They were full of a lot of sentences like the following”
“Unn, yeah… Unn, well . . . (Expletive deleted).”
Maybe if they would have undeleted a few of those expletives the text would have been more readable. But it brings home a point: an actual conversation between two people can be downright boring. If you don’t believe me, sit next to two loquacious conversationalists in a public place and eavesdrop a little.
“Did I tell you what Paul said the other night?”
“No . . . Ooooh, was it cool?”
“Totally, totally so cool. Like supercool.”
“You are so lucky. He’s so totally, like, totally cool.”
“Tell me about it.”
PLEASE, DON’T. (Italics added, size adjusted.)
Okay, the aforementioned “conversation” is admittedly a fictionalized version between two airheads, but it hopefully proves my point. This dialogue has no meaning outside the context of this personal communication between these two individuals. In fiction writing, dialogue must advance the storyline. And it has to do it in a succinct manner. Otherwise you run the risk of losing the reader.
I call this type of pointless conversation in fiction “pass the potatoes dialogue.” It’s characterized by superfluous interchanges between characters that does not serve to advance the plot and that slows down the action. These types of interchanges should be cut immediately. Imagine a tense scene in which a dysfunctional family is sitting down to Thanksgiving dinner, knowing that at any moment all hell will break loose. What’s the last thing the reader wants to hear? “Pass the potatoes, please.” “Oh, certainly. Here you go.” “Do you want some cranberry sauce to go with them?” “No, thank you.” “I’d like some of those peas.” “Mmm, try the cornbread. It’s delicious.”
Do you feel like grabbing a loaf of French bread and hitting someone over the head with it? I do, and I like to eat.
What else does dialogue do? A good writer can use it to tell something about the character through his speech.
Take for example from The Maltese Falcon. Sam Spade is in the hotel room of Casper Gutman, the villain, who’s trying to see how much Spade really knows about the black bird. He’s being both obsequious, yet evasive at the same time. How did Hammett convey this? Take a listen to the following exchange.

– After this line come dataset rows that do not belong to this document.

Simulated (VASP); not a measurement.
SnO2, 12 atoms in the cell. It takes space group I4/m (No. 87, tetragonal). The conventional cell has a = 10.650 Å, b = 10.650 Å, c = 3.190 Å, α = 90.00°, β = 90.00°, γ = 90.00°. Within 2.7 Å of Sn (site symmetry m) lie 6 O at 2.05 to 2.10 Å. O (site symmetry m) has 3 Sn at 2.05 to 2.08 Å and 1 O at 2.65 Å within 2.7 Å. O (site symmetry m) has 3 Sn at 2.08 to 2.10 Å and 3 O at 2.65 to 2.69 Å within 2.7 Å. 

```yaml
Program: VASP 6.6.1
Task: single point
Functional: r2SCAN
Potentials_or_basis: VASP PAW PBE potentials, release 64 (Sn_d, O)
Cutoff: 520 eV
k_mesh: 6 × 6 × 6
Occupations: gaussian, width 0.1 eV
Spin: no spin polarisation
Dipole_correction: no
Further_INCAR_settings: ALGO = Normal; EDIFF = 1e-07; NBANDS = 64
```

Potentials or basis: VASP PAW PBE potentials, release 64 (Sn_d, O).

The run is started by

“Well, sir, here’s to plain speaking and clear understanding.”
They drank and lowered their glasses.
The fat man looked shrewdly at Spade and asked, “You’re a close-mouthed man?”
Spade shook his head. “I like to talk.”
“Better and better,” the fat man exclaimed. “I distrust a close-mouthed man. He generally picks the wrong time to talk and says the wrong things. Talking’s something you can’t do judiciously unless you keep in practice.” He beamed over his glass. “We’ll get along, sir, that we will.” . . . “Now, sir we’ll talk if you like. And I’ll tell you right out that I’m a man who likes talking to a man who likes to talk.”
Just by reading these lines you get a pretty good feel for Gutman’s character, don’t you? Even if you didn’t know he was a bad guy, and at this point in the novel that hasn’t been revealed yet, you know he’s duplicitous and out for himself. Hammett uses the man’s speech to paint a picture of his character. This dialogue was so good it was used in two of the film versions of the novel. The screenwriters simply lifted it from the page to the script.
Few modern authors were better at writing dialogue than the late Robert B. Parker. Many of his later Spenser books relied heavily on dialogue to advance the story. He had the speech patterns of each character down pat. Thus he could have Spenser wax philosophically about a poet or his love for Susan, his soul mate. He also is adept at having Hawk, Spenser’s best friend for life, respond in the manner using the vernacular of a black thug.
Here’s an example of an interchange between Spenser and a Federal agent named Ives from his novel Backstory.
“Have you consulted our counterintelligence cousins at the4 Bureau?”
“There seems to be a missing file.”
Ives smiled again. “Ahhh,” he said.
Ives began to nod his head slowly as he spoke.
“How do you know it exists?” he said.
“It was mentioned in a police report. Said an FBI intelligence report was coming.”
“And it wasn’t there.”
“And the FBI can’t find it.”
“What does that tell you?” he said.
“Two possibilities,” I said.
“One being that they are sloppy filers,” Ives said.
“And the other that something’s being covered up.”
Notice Parker’s use of identifiers. Most of the time you know who’s speaking, and when he does put an identifier in, it’s a masterful use of rhythm and cadence.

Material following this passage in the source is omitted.